The beach of Rameswaram also known as Agni Teertham is featured with no waves at all – the sea waves rise to a maximum height of 3 cm (0.10 ft) and the view looks like a very big river. Whereas the Dhanushkodi sea, kunthukal beach, Pamban sea and all other seas have tidal waves.
The tidal waves in the sea / Ocean are created by.
- Winds blow on the surface of the Sea/Ocean.
- Rotation of the earth
- The gravitational pull of Moon
- Ocean Currents
The Agni theertham sea‘s geographical location indicates it is not affected by the oceanic currents. The sea here is not either deep or large. The coral reefs found near the region also check the flow of sea waves. This could be the scientific reason behind Agni Theertham sea having no waves at all.
Ramsetu Bridge is a chain of limestone shoals, between Rameswaram and Mannar Island, off the northwestern coast of Sri Lanka. Geological evidence suggests that this bridge is a former land connection between Bharat and Sri Lanka. The bridge is 29 km (18 mi) long and separates the Gulf of Mannar (North-East) from the Palk Strait (South-West).
It was reportedly passable on foot up to the 15th century until storms deepened the channel. The temple records indicate that Rama’s Bridge was completely above sea level until it broke in a cyclone in 1480 CE. The bridge was first mentioned in the ancient Bharatiya Sanskrit epic Ramayana of Valmiki.

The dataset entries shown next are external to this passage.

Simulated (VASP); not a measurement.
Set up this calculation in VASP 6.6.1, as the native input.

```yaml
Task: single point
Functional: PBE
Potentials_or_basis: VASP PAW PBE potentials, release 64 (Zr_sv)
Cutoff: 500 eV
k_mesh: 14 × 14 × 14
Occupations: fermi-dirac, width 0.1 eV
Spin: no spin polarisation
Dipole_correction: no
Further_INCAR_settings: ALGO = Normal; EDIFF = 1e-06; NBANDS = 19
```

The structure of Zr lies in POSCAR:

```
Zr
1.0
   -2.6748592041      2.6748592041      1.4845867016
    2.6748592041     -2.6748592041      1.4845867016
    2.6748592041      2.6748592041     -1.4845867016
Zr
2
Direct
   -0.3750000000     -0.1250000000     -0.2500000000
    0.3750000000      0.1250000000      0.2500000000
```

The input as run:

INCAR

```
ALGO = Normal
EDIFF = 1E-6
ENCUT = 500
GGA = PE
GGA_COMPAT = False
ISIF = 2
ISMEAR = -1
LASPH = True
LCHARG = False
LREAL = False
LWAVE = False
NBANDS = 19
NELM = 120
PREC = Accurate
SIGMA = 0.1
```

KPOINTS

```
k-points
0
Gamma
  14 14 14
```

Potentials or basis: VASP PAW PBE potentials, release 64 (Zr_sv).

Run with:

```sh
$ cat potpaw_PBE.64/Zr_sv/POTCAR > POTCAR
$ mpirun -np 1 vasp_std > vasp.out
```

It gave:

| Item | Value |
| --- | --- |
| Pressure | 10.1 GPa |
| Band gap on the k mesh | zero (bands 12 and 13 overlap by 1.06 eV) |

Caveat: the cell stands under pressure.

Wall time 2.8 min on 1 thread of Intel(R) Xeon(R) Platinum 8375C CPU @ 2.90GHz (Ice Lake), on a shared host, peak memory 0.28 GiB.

The name Rama’s Bridge or Rama Setu (setu means bridge) refers to the bridge built by the Vanara (monkeys) army of Sri Rama in Hindu itihasa, which he used to reach Lanka and rescue his wife Sita from the demon king Ravana. The Ramayana attributes the building of this bridge to Rama in verse 2-22-76, naming it as Setubandhanam. The sea separating Bharat and Sri Lanka is called Sethusamudram meaning “Sea of the Bridge”.
Maps prepared by a Dutch cartographer in 1747 CE, available at the Tanjore Saraswathi Mahal Library show this area as Ramancoil, a colloquial form of the Tamil for Rama’s Temple. Many other maps in Schwartzberg’s historical atlas and other sources such as travel texts by Marco Polo call this area by various names such as Adam’s Bridge, Sethubandha and Sethubandha Rameswaram.
Studies conducted by researchers from Anna University and Madras University revealed in 2018 that Rama setu is of 18,400 years old.
Road and rail bridge
Pamban Bridge is a cantilever bridge on the Palk Strait that connects Rameswaram to mainland Bharat. The railway bridge is 6,776 ft (2,065 m) and was opened to traffic in 1914. The railroad bridge is a double-leaf bascule bridge section that can be raised to let ships pass under it.
This railway bridge historically carried metre-gauge trains on it, but Indian Railways upgraded the bridge to carry broad-gauge trains in August 2007. Several cargo carriers, coast guard ships, fishing vessels and oil tankers pass through the bridge currently.
After completion of bridge in 1914, metre-gauge lines were laid from Mandapam up to Pamban Station, from where the railway lines bifurcated into two directions, one towards Rameswaram about 6.25 miles (10.06 km) up and another branch line of 15 miles (24 km) terminating at Dhanushkodi.
The metre-gauge branch line from Pamban Junction to Dhanushkodi was abandoned after it was destroyed in a cyclone in 1964.
Dhanushkodi is the southernmost tip of the island and houses the Kothandaramaswamy Temple dedicated to Rama. Though Dhanushkodi was washed away during the 1964 cyclone, the temple alone remained intact. It is 18 km away from the centre of the town and can be reached by road.
A popular belief is that, Dhanushkodi is where Vibishana, a brother of Ravana surrendered before Sri Rama as per the epic Ramayana. The temple now lies in a state of ruin but offers a beautiful view of the horizon.
Studies based on the scientific dating of Ramayana performed by astronomical scholars indicate that Ramayana is around 9,300 years old and Sri Rama came to Rameswaram and worshipped Bhagwan Shiva (Ramanathasamy) in 7292 BC.
Rameswaram is well connected by road and train routes. The nearest airport is at Madurai (174 kms).